So, almost from the beginning of our consciousness, we are aware of how well someone else does something compared to how poorly we do the same. This results in our attention being not only directed outside ourselves for approval but outside ourselves for what is important to us, when what is unique to our make up, and important to us is buried deep in our soul, crying out to be heard, but cannot be heard for what we are told we are is too loud for us to hear it.
We are not only compared by parents and teachers but by our own siblings, should we have them, and certainly by our friends and acquaintances. This happens at the earliest of age. It first happens in our home, then in school, then on the playground, as a hierarchy of skill is quickly established among our playmates, and such skill is only a small dimension of all the possible skills inherent in the human spirit. It may find us badgering ourselves for seemingly an eternity to perfect what is not there at the expense of what is.
If we are slow of foot or hand, or don’t see well, or don’t have good hand-eye coordination, playmates are quite perceptive of these shortcomings, and brutal in their evaluation, choosing us last when in games, or not choosing us at all.
This finds many of us drifting towards others of similar deficiencies or moving away from everyone. We think of ourselves as losers and them as winners when the only game we have failed to understand is the game of life that is going on inside us, which has a rhythm and range, a character and composition totally unique to that of everyone else, including those to whom we have drifted towards.

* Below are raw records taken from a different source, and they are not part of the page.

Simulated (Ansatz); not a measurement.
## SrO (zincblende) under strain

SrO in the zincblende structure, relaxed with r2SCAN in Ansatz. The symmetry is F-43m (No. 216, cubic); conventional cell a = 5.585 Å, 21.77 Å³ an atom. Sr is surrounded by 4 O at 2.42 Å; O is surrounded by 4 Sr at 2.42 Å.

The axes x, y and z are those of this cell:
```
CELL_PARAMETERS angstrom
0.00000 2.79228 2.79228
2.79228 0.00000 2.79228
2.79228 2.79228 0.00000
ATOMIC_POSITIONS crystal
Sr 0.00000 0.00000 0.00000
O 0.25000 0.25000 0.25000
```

The tendency of the rejected is to become obsessed with those demeaned winners, which only deepens the pain of being losers, when neither is relevant. We mark this to immaturity, and adolescent jealousy, but unfortunately it can become a lasting scar on a child’s psyche, only to be perfected into an embittering lifetime mindset.
With those so inclined, there is a tendency from the youngest of age and throughout one’s entire life to exaggerate the qualities of others, whatever they may be, and always at the expense of the qualities that one actually possesses, which are taken for granted.
One thing there is certain: great people have great weaknesses. They make headlines when their greatness becomes public knowledge. We expect our heroes to be less human than we are, when they tend to be more human. They are more self-interested, greater risks takers, and more ambitious.
Some buy into their celebrity of their greatness, taking seriously such accolades as being brilliant, beautiful, geniuses, and great, when the talent they possess is God given, as it is with us all, and as God has a sense of humor, He puts in their bonnet a select bevy of evil temptations that proves them often only too human.
It is a law of nature that people of tremendous talent also possess tremendous demons as well, which if not accepted by them and managed by them, and cautiously controlled by them, inevitably destroy them.
Greatness is the energy of the conflicting chemistry of talent and demons that sparks the creative verve, and without it nothing of consequences ever sees the light of day. So, it is well for us to be charitable to the most gifted among us because the war they fight every day to master their demons is a war that would humble most of us very quickly.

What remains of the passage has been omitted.